Living in a Passivhaus: Lessons of the winter
As journalist/ blogger Mark Brinkley has said, learning to live in a Passivhaus is a bit like learning to drive a car – so we’re learning to ‘drive’ the house. The biggest area of learning has been the heating and domestic hot water.
The house’s baseline temperature was originally set at 21 degrees, so that when room temperature went below 21, the heating came on (duct heater, 2 towel rails and one radiator in the living room). However, this meant that the house sometimes got too hot as there can be a time-lag before the heating switched itself off again. I think initially we thought the house was going to be an automatic house which would run itself without us having to adjust any of the switches etc – but we’ve realised that sometimes we just need to turn the heating off manually.

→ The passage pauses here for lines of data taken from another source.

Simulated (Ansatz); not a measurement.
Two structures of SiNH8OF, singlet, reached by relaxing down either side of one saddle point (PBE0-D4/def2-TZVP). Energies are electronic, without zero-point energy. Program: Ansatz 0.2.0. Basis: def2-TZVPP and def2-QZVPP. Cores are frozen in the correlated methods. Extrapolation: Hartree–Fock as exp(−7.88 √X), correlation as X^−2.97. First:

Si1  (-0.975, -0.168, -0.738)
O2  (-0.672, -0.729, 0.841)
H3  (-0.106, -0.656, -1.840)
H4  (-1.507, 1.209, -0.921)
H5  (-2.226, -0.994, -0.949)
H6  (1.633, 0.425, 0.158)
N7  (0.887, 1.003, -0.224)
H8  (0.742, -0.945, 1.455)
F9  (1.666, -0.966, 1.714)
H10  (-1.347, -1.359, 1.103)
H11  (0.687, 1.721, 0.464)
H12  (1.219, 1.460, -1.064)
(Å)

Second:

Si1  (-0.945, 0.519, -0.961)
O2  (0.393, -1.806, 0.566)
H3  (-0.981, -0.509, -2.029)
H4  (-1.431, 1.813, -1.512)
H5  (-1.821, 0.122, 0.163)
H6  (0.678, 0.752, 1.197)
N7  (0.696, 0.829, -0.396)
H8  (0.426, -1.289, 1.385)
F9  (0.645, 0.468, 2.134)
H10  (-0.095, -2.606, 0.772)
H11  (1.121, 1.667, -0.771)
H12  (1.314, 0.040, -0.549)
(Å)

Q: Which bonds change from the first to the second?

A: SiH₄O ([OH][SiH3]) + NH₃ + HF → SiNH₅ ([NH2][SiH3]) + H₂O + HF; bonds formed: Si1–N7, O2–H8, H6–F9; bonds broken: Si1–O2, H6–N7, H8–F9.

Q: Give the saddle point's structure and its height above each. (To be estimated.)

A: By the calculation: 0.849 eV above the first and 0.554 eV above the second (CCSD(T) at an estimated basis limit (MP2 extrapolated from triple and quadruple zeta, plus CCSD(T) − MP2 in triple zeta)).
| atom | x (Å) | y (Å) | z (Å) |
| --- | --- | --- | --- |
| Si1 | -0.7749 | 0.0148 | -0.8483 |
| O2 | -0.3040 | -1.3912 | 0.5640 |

When we did our January monthly meter readings we were surprised when we found that we had used 147.28 m3 of gas in the previous 2 months. However as this was just average of 73m3 per month it is still within reasonable limits for that time of year and does also include hot water usage (solar thermal panels were covered in snow for some of that time). Over December we had a really severe cold patch for about 14 days. Over that time the heating was on from 6.30am-7.00pm or sometimes 24 hours a day. Actually during some of that time we overheated the house and it became a bit uncomfortable.
Solar space performance
During those extreme conditions in December, it was -18 outside and there was a ‘thermal battle’ going on between the heat in the fabric and the cold outside. As had been anticipated the coldest place in the house was in the solar space – it just felt colder up to about 6 inches in. When most of the surfaces in the house were 20 degrees C in the house the floor surface temperature might be 17 degrees near the edge of the solar space. In a standard house the whole house would feel cold but in the Passivhaus the cold was just creeping in..
Regulating the heating timer controls
Since then, we’ve been using the heating a lot less. Now we’re finding that we can just run it for a few hours and keep comfortable all day. We’ve been generally putting the heating on from 6.30am -9.30am (3 hours instead of 12 hours) is enough on a normal February day. We have also now adjusted our baseline temperature down to 20 degrees. On a sunny winter’s day we don’t need the heating at all – the sun will warm the house to 21 degrees and slowly decay so that at 10pm at night it might go down to 20 degrees – the solar heat we can gather has a very long decay rate away and that’s what makes it comfortable. We’re finding the temperature is fairly stable at a comfortable temperature.
Making sense of the gas usage
One of the difficulties when analysing gas consumption, is that you can’t separate the gas usage for space heating from hot water heating or from cooking. The only way to separate them out would be to get specialist meters on each aspect of gas usage, which sounds expensive and a hassle. However, we have been cutting down the length of time we put the hot water on for and are finding that that is having a big impact on our gas consumption.
Humidity/ dryness
Another thing we have noticed in the winter was that the warmed fresh air sometimes became quite dry – this mostly affected Geoff at night times especially if he had a cold – he would waking a couple of times with a very dry mouth. We have come up with a really easy solution to this: a bowl of water on the dressing table or – even better due to greater surface area – leaving a moistened tea towel on the back of a chair overnight. This serves to releases humidity through the night and ever since we’ve done that we’ve not had one problem with over-dry air in the night etc. Needless to say, wet washing dries overnight in the house! We believe later models of the PAUL MVHR systems tackle the dryness issue by offering the option of humidity control/recovery. . More houseplants might also be another solution!
Frozen MVHR
Three days before Christmas the MVHR condensate pipe froze up. It stayed frozen for 3 days – mainly because the system is housed in the garage – so we had to put an electric heater on to thaw it out. Our washing machine in the garage had also frozen earlier in the extreme conditions and the same thing could happen to condensing gas boilers. Going forward, we will need to keep an eye on the condensate pipe in sub-zero conditions and we’re looking to insulate the garage for next winter. If we had had limitless money we would probably have insulated the garage first time around.
So the winter has thrown quite a few new lessons for us to help us fine-tune the house and learn to ‘drive’ the house. We’re still learning and next year our bills will reduce again because we won’t overheat it in the winter – but you don’t know what you’re doing until you do it!